Friday, September 22, 2006

Potlatch

Over at the website of the American Music Junta Center, Dennis Báthory-Kitsz has done a survey of composers on the subject of productivity, as part of his "We Are All Mozart" project.


Readers of this page know that I am not shy of terminology borrowed -- and often quite loosely -- from the dismal science, but in this case I'm rather uncertain about the importance of production in a gift economy, like that of new music.


In general, the exchanges involving works of music in our community are of such modest monetary value that even a description in the most micro of microeconomic terms would be an exaggeration. But the exchanges we make must have real value by some other measure, or we surely wouldn't be bothered with the enterprise, let alone engage in it with such passion. A more useful description might rather be in terms of an exchange of gifts, with any accompanying exchange of money a matter of incidental if not random noise. But it's difficult for me to imagine that the value of a gift can be meaningfully or consistantly related to a level of productivity.
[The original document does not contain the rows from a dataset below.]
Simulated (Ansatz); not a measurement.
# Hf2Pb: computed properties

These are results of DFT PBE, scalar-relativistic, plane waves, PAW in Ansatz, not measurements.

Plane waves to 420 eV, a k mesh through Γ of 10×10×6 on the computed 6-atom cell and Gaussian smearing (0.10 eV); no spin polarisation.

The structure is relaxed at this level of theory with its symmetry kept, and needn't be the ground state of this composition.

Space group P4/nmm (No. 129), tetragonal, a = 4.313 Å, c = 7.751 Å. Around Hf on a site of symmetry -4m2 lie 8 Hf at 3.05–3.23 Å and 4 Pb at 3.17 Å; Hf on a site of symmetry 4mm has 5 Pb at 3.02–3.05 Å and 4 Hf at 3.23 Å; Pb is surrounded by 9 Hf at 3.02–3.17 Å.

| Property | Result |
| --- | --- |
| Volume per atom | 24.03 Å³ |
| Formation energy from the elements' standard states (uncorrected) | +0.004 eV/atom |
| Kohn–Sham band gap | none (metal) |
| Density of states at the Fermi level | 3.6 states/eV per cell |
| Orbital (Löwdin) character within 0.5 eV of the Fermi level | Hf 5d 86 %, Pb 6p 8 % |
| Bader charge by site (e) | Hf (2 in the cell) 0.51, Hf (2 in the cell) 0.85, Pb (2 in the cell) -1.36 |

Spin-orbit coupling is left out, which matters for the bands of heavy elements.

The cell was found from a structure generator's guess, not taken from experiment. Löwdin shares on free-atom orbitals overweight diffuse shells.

Moreover, if I am reading Báthory-Kitsz's article correctly, the implication is that high productivity in music has value in itself. It's far from clear to me that this should be so. Indeed, it is precisely because I can hear new music as an opportunity - when not an imperative - for resistance to the prevailing musical culture (as well as the larger culture around that music) that I have to reject a simple attachment of music-making to the prevailing work ethic.